Progress Dashboard

Tracking the progress as I resurrect abandoned CoolRunning.com race results

Coolrunning.com came online sometime mid 90's and by the early 2000's was a widely free-to-use site for race directors in the New England region to promote road races and post results. In early 2020, Active.com announced it was buying CoolRunning and with that retiring the CoolRunning site. Active stated results would not be migrated to Active's own results repository. Active announces CoolRunning Shutdown

Fortunately all is not lost! Thanks to webcrawler sites like Wayback Machine - Internet Archive there are saved copies, aka captures, of many,  but alas not all, of these abandoned race results. Using the Wayback Machine API and wget utility, I have downloaded these page captures where available. I then reformat the result file html content when possible removing extraneous content and built a new race result catalog/database.
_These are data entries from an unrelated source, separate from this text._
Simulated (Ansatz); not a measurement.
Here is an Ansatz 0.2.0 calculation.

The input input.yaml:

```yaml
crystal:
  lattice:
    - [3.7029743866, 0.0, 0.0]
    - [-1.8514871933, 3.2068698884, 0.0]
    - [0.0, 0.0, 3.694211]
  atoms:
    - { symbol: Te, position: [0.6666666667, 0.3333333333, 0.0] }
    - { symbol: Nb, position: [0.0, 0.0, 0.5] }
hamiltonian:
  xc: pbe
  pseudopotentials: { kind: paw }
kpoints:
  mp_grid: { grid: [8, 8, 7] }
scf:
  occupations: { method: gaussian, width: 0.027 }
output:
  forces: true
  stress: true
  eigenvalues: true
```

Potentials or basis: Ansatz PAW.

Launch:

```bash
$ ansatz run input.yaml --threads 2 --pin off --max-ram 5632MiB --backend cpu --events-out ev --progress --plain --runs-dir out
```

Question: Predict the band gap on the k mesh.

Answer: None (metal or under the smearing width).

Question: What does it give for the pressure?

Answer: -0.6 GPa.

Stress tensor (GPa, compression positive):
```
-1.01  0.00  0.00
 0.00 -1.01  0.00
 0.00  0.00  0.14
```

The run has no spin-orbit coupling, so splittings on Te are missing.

I started the conversion effort with my home state of Massachusetts - the state with the most postings (~30K of ~65K race postings, ~45%). I'll then work my way thru the other Northeast region (~75%) and later the entire U.S based on post population. Postings pre-1999 did not have consistent naming conventions, formatting and folder structure. These conversions will require more time and effort and will be done later as time dicates.

Not all result files have been archived. There are near-zero results captured from 2019. A majority of the 2018 postings have no capture after August. Also secondary result files for a race were sporidically captured. Secondary resultsets are seperate webpages - typically including results in multi-distance events, age group winners, team scoring, race stores, photos etc. I'm projecting about 75% of the posted result content can be restored. The graphs and tables on this page illustrate the race posting demograhics and conversion progress.

The scope of this effort will be strictly the race results, stories and images posted by the race directors. Any of the content authored by CoolRunning will not be restored. For example: race calculators, articles and site graphics/images.

Results found here on this site are 'as is'. No corrections will be made.

- R. Landry April 2024

Coolrunning results posted were mostly organized within a 2 digit year and state url path structure although postings pre 1999 have less structure. In general there is a unique webpage listing the races by the state and year. The url for 2006 Massachusetts results looked like this: www.coolrunning.com\results\06\ma.shtml
Opening this file's html source you could find the race date, race name and URL to each posted race.
While there is some variation, especially pre-1999, each race had a filename shortened based on race date and name.
The URL to the 2006 New Bedford Half Marathon results looked liked this www.coolrunning.com\results\06\ma\Mar19_29thNe_set1.shtml
The primary race result page had a filename ending like ..._set1.shtml and secondary result sets named ..._set2.shtml, ..._set3.shtml and so on.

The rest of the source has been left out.